Latin
America drifts East -- Evo Morales stakes Bolivia's future on
China
Pacific
News Service
BUENOS
AIRES
Petroleumworld.com
02 21 06
Evo Morales, a former coca farmer and Aymara Indian, is hoping
Chinese capital will help him develop Bolivia's natural gas resources,
which he has vowed to exploit for the benefit of the country's
poor, indigenous majority. In one of his first actions as Bolivia's
president-elect, Morales skipped the United States and scheduled
a two-day visit to Beijing.
To Latin American
analysts, Morales's choice of China as he angles for investment
is the latest evidence of a trend: The region, once firmly in
the U.S. sphere of influence, is slowly but surely drifting East.
Andres Oppenheimer,
hemispheric affairs columnist for the Miami Herald and El Nuevo
Herald, writes that 2005 will go down in history as "the
year in which the United States lost much of its once almighty
influence in Latin America, and (China) began to play a modest
but rapidly growing role in hemispheric affairs."
Charles Shapiro,
U.S. deputy assistant secretary of state for the Andean Region,
told a congressional committee that "China is an important
new investor in the region as it searches for resources."

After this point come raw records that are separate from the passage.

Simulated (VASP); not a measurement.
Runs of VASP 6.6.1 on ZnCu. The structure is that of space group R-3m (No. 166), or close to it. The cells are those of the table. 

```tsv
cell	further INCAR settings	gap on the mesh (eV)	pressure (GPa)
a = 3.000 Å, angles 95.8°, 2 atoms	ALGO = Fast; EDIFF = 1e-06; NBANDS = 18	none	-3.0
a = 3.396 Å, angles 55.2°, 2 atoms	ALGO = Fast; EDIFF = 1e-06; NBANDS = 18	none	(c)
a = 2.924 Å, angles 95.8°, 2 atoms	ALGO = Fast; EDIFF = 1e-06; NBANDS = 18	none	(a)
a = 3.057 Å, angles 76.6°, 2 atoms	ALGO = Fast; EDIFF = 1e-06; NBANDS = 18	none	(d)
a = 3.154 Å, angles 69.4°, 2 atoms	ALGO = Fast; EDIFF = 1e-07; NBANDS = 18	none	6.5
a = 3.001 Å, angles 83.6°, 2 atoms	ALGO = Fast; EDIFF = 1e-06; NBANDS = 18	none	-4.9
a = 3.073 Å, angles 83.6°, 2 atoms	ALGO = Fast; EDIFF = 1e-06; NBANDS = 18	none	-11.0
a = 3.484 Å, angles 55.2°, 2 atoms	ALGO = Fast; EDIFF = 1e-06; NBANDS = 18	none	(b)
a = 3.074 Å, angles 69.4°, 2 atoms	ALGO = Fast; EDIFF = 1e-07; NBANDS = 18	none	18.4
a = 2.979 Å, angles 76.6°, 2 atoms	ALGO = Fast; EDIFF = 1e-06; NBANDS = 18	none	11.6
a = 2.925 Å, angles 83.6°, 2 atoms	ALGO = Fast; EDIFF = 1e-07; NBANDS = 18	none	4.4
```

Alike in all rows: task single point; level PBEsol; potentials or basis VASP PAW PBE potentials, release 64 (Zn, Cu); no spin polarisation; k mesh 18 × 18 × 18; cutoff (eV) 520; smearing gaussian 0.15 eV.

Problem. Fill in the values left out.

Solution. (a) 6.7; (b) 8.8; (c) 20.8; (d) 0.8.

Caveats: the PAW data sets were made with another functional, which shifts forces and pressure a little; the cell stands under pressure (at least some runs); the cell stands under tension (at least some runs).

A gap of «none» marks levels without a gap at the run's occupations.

He said China's imports from Latin America ($22 billion worth
in 2004) are growing, increasing 16 percent in the first half
of 2005 alone.
It may be
too early to say that China is threatening to supplant U.S. influence
in a region that Washington, D.C., has long treated as its own
bailiwick. But as China's star rises, Latin America is increasingly
looking to Beijing for guidance and investments.
China has
become a blockbuster market for Latin America's mineral and agricultural
exports -- including Chilean copper, Argentine and Brazilian soybeans
and the region's ores and gas resources. China also has demonstrated
a desire to invest in infrastructure projects that Latin America
needs to export more efficiently and reorient itself toward Asia.
China's interest
in Bolivia is motivated by the desire to secure global natural
gas resources. Morales, eager to exploit the second-largest natural
gas reserves in Latin America, would welcome investors like the
Chinese, who understand his desire for a partially nationalized
energy sector and are willing not to meddle in Bolivia's internal
affairs.
The Bolivian
news blog MABB, written by economist Miguel A. Buitrago, notes
that Asia's demand for natural gas will rise 220 percent by 2030,
according to the World Energy Outlook Report. "This should
have a direct impact on Bolivia," he writes, "whether
Bolivians want it or not."
Buitrago continues:
"The world's appetite for NG (natural gas) is insatiable
and will devour anything that remotely resembles NG ... China
alone is expected to drive that demand ... China has even been
to Bolivia offering huge amounts of investments in order to secure
much needed resources ... The challenge is whether Bolivians can
take this opportunity and use their resources to achieve development."
In fact, when
reporters asked Morales how he would confront U.S. displeasure
with his policies, such as his desire to decriminalize the coca
plant, he quickly snapped back that there were other governments
willing to help him -- and immediately cited China.
In neighboring
Argentina, booming soybean exports to China, nearly $2.5 billion
dollars worth, helped it accumulate enough cash reserves to make
a surprise move -- in the first days of 2006 Argentina paid off
its $9 billion debt to the International Monetary Fund in one
lump sum. Brazil, Latin America's largest economy, is also aggressively
pursuing the Chinese market.
Of course
not all is rosy in China-Latin American relations. The Mexican
economy, tied to low-skill manufacturing, has suffered from Chinese
competition. China take a huge share of all foreign investments,
leaving other emerging markets like Latin America without important
capital. Finally, there is the risk that by selling raw materials
to a booming China, which processes them into finished products,
Latin America will perpetuate its status as an underdeveloped,
second-tier player in the world economy.
For now, the
U.S. volume of trade and investment with Latin America, not to
mention its cultural influence, still dwarfs Chinese involvement.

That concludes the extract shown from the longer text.